WIRIYAMU, MOZAMBIQUE, Mozambican President Filipe Nyusi has declared that the village of Wiriyamu, in the western province of Tete, where around 400 people were massacred by Portuguese troops on Dec 16, 1972, should be developed into a pillar of community development.

Speaking at a ceremony over the weekend to pay tribute to those who lost their lives in Wiriyamu, and the nearby villages of Chawola and Juwau, 45 years ago, he said: We urge that efforts be made to rescue our history, and to make this place a pillar of community development, so that the martyrs of Wiryamu remain forever in our hearts.

The monument built in Wiryamu, he added, symbolizes all the other massacres which occurred in various parts of Mozambique during the national liberation struggle. They included the notorious massacre at Mueda, in Cabo Delgado Province in 1960, and lesser known mass killings at Inhaminga in Sofala Province and Daque, in Tete Province.

This country, Mozambique, must be defended because its liberation cost so much bloodshed,” declared Nyusi, who added that the dates of the massacres were painful memories but also sources of inspiration.

Nyusi announced that next year a health centre, with maternity facilities, would be built in Wiriyamu. During the ceremony, Nyusi laid a wreath at the monument, and three survivors gave harrowing accounts of the massacre.

Wiriyami achieved more fame than the sites of other colonial massacres because a Catholic priest, Adrian Hastings, of the missionary society, the White Fathers, investigated, and published his findings in The Times of London. He could confirm that soldiers of the colonial army’s 6th Commando Company had rampaged through Wiriyamu, Chawola and Juwau in December 1972, killing about 400 people.

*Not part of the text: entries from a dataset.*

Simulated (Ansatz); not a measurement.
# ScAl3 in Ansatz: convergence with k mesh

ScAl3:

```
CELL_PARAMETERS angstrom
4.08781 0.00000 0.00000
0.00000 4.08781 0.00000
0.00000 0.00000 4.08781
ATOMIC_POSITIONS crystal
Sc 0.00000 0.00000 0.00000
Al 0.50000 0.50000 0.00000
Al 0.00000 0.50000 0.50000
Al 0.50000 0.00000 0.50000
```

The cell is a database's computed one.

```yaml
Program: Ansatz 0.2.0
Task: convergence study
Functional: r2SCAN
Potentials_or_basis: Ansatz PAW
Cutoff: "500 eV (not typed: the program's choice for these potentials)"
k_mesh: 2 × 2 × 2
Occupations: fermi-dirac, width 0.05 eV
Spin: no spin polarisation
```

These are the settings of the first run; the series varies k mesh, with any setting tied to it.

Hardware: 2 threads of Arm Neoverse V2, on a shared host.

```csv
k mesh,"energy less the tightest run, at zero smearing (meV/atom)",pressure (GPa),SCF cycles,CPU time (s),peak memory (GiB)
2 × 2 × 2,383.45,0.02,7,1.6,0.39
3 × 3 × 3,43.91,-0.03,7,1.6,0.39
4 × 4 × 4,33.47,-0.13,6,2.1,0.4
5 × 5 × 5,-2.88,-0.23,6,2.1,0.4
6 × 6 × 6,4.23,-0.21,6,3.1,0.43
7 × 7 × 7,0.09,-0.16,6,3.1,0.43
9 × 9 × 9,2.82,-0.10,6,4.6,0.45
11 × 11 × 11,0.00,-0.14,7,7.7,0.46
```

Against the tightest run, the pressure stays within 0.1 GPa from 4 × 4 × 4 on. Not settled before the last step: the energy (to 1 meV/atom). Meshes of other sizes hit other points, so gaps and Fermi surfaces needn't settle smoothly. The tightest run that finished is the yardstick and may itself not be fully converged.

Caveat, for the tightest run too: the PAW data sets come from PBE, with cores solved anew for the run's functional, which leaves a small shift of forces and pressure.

The Portuguese colonial rulers counter-attacked. The Archbishop of Lourenco Marques (now Maputo) ranted about Marxist priests, and tame right-wing journalists claimed they couldn’t find Wiriyamu on the maps. However, Hastings and fellow members of the White Fathers order were credible, and eye witnesses could be located.

Unfortunately for the Portuguese colonial regime, Hastings’ account appeared in The Times just days before the Portuguese Prime Minister, Marcelo Caetano, made a visit to London to celebrate the 600th anniversary of the Anglo-Portuguese alliance. The revelations of the massacre doubtless swelled attendance at the anti-fascist demonstrations that greeted Caetano wherever he went in Britain.